# Sword Knots - how to tie



## catalyst (19 Jun 2011)

Can anyone provide direction on how to tie a sword knot (gold, infantry sword), or a good picture of one up close - I saw one from the 2 PPCLI COC parade, which I tried to emulate.....but it didn't look too pretty.


----------



## Strike (19 Jun 2011)

Good luck tying one.

http://guthriewoods.com/index.php/swords/sword-accessories/infantry-sword-knot.html


----------



## Occam (19 Jun 2011)

Regarding the skills used to make such a knot; I would check out this thread - http://forums.army.ca/forums/threads/79610.0

The knots used to make such ropework are not particularly difficult, nor are there a huge number of them to learn.  The hard part is getting them to look nice, where to use each one to get the desired effect, and of course having the patience to finish an intricate piece such as a sword knot.  There are quite a few online resources for ornamental knotwork such as bell ropes, etc., and they may have info about where to source the gold material to make such ropework.  Just make sure you're searching for "ornamental ropework" or "ornamental knotwork".


----------



## Zoomie (19 Jun 2011)

If you can afford the buy the sword - you can buy the sword knot.  If this is a CF issued sword - you should be issued the sword knot with it.


----------



## Michael OLeary (19 Jun 2011)

Folks, he's asking how to tie it* on the sword*.
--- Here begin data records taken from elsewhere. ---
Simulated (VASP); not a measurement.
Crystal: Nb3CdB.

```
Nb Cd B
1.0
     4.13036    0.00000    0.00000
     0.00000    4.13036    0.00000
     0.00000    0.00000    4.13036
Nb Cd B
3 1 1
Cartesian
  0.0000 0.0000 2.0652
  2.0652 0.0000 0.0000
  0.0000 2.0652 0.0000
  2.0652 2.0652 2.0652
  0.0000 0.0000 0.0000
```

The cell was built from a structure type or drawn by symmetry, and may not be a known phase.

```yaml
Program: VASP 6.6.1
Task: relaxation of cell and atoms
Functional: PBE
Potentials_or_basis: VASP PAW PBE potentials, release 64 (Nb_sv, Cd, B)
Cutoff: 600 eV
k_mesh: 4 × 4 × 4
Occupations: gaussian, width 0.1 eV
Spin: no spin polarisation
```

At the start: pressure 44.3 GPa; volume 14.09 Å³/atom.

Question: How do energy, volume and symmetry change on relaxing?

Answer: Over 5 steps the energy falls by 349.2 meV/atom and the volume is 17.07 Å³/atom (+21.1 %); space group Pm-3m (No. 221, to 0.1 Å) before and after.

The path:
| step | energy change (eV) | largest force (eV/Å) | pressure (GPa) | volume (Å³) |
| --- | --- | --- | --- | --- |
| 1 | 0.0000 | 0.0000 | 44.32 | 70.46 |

From the Regimental Standing Orders of The RCR:


----------



## Occam (19 Jun 2011)

Michael O'Leary said:
			
		

> Folks, she's asking how to tie it* on the sword*.



That would make a hell of a lot more sense.  Big difference between _tying_ a sword knot, and _fastening_ a sword knot.  

Unless she were deliberately looking for a way to spend hours pulling her hair out unnecessarily, that is.   ;D


----------



## catalyst (19 Jun 2011)

Sorry, I guess I wasnt clear ..... Was at the mess too long  I am asking how to tie it on the sword, as mine turned out not so good when I tried. Thanks for the instructions - ill try that


----------



## PPCLI Guy (19 Jun 2011)

There are two different knots?

Who knew?


----------



## George Wallace (19 Jun 2011)

Actually three.  

Michael

Do you have any illustrations for how the NCM/NCO knots are done up, or would they be the same as Junior officers?


----------



## Michael OLeary (19 Jun 2011)

George Wallace said:
			
		

> Actually three.
> 
> Michael
> 
> Do you have any illustrations for how the NCM/NCO knots are done up, or would they be the same as Junior officers?



_"Senior Officers, Adjutants and RSMs will wear the sword knot loose."

"Junior Officers will wear the sword knot tight."_


----------



## Pusser (20 Jun 2011)

I believe that swords knots vary from branch to branch, regiment to regiment, service to service, etc.

I think it would be best to ensure you get the right instructions for your particular situation.  Unfortunately, I can only coach you on a naval officer's sword not (essentially a figure-eight knot around the lower part of the basket).


----------



## catalyst (20 Jun 2011)

Success - my sword  knot now does not look look a) like a senior officers (no idea, learn something new every day)  and b) like crap 

Now if only Canada Post would get back to work so I could get my belt...


----------